AC: In the studio, do you have a fear you’d like to conquer?
CHARLIE TREES: I want to master playing the guitar I guess. I always sort of played but just for studio purposes. I don’t really know what I’m playing when I’m playing, and I get nervous when I play around others, and I’d love to learn how to read sheet music.
What about outside of studio?
I don’t really know, you know. What am I scared of? Not really massively scared of one thing. Probably Boris Johnson.
Let’s talk about Trees, what does the song mean to you?
Trees is an introduction to me as a person and an artist. It represents me, where I live, how I feel and how I live my life. Everyone in Grime has a reload bar, right? The Trees hook is sort of my “wheel up” bar. I didn’t set out to make it that way. It just kind of happened and when Yrk Road sent me the beat, it fit perfectly.

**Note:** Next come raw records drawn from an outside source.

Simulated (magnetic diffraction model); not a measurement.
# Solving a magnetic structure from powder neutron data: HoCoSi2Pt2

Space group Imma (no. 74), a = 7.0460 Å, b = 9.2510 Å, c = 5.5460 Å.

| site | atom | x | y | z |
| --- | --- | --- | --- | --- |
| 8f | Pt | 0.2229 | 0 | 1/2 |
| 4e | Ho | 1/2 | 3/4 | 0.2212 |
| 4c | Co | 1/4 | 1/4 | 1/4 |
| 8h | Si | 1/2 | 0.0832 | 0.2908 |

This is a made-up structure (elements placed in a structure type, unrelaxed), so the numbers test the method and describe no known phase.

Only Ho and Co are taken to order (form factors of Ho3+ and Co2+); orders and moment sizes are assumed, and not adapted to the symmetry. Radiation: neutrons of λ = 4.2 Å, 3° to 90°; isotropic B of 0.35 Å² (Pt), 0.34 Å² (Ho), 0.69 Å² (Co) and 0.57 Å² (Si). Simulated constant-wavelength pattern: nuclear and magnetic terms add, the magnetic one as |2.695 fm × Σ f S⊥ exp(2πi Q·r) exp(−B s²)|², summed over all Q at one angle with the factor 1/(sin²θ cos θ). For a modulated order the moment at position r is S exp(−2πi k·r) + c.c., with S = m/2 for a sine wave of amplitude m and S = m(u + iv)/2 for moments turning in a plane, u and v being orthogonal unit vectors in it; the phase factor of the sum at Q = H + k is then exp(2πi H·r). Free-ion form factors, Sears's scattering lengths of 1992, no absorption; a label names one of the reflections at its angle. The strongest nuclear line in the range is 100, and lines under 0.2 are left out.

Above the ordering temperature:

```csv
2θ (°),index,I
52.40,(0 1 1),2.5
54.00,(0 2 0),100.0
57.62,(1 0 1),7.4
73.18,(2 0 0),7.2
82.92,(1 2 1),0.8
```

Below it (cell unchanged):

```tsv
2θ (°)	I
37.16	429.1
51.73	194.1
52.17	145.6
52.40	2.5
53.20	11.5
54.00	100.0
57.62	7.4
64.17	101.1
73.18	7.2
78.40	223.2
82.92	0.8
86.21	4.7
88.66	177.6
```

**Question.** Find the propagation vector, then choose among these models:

What was it like filming the video? can you tell us any funny stories from filming?
I’d never been to Amsterdam before. And we were smoking all weekend. On the last day, we bought too much weed and we had to smoke it all before we left. I’m a huge football fan and we saw Sol Campbell on the way back at the airport. We all saw him but were too high to say anything to each other. When we landed we all said, “swear that was Sol Campbell”.
How did your childhood inform your musical influence?
I grew up in a house where music was always being played. When she was younger, my mum worked in HMV in Oxford Street and she still has a record collection in the house from back then. She also pursued a career as a dance teacher. My older brother played in metal bands and my younger sister was a singer, so I was always going to be a kid that would love music. Outside my house, my area had a huge influence. I guess music often mirrors culture, and I lived in a relaxed area where there wasn’t much badness, so I guess that’s why my music is a bit more chilled in comparison to what conventional grime.
Where does the creation of a track begin for you?
Spontaneity. I never really approach two different songs the same way. The act of me getting inspired is a spontaneous occurrence and can’t really be predicted until it’s happened.
How much of an impact has London had on your music?
There would be no grime if there was no London and my music stems from that. The pirate radio scene has also been a big factor and I’ve met loads of mates that way, who have all in their own little way inspired me.
What does the grime genre mean to you?
When I first got into making grime music, I was very attracted to the feeling of freedom that it conveyed. As a kid, I think it helped me find a voice when I didn’t have one and allowed me to talk about things that I wouldn’t talk about in a normal conversation.
Where do you think it’s headed?
I think it’s difficult to say. When hip hop was as old as grime is now it was the mid-80s and realistically that’s where we are now. I think in the future, the successful artists will learn from original artists’ mistakes and start their own labels to sign the new emcees that come up. So, this person will get signed to Wiley, this one to Skepta, and the next one to Mike Skinner or maybe to someone who hasn’t blown yet but is going to. Hopefully, there will be money for everyone involved.
How important is social media to you right now?
More important than I act like it is. Everyone is always talking about how we live in this new age, where artists are the one with the power and you can promo from your bedroom to the world. Honestly, I find the majority of it depressing. There’s just so make fake shit. Maybe I expect too much from the average human being though.
Ahead of a gig, do you have any pre-show rituals?
A zoobie or two. I just like to be with my friends. My actual friends.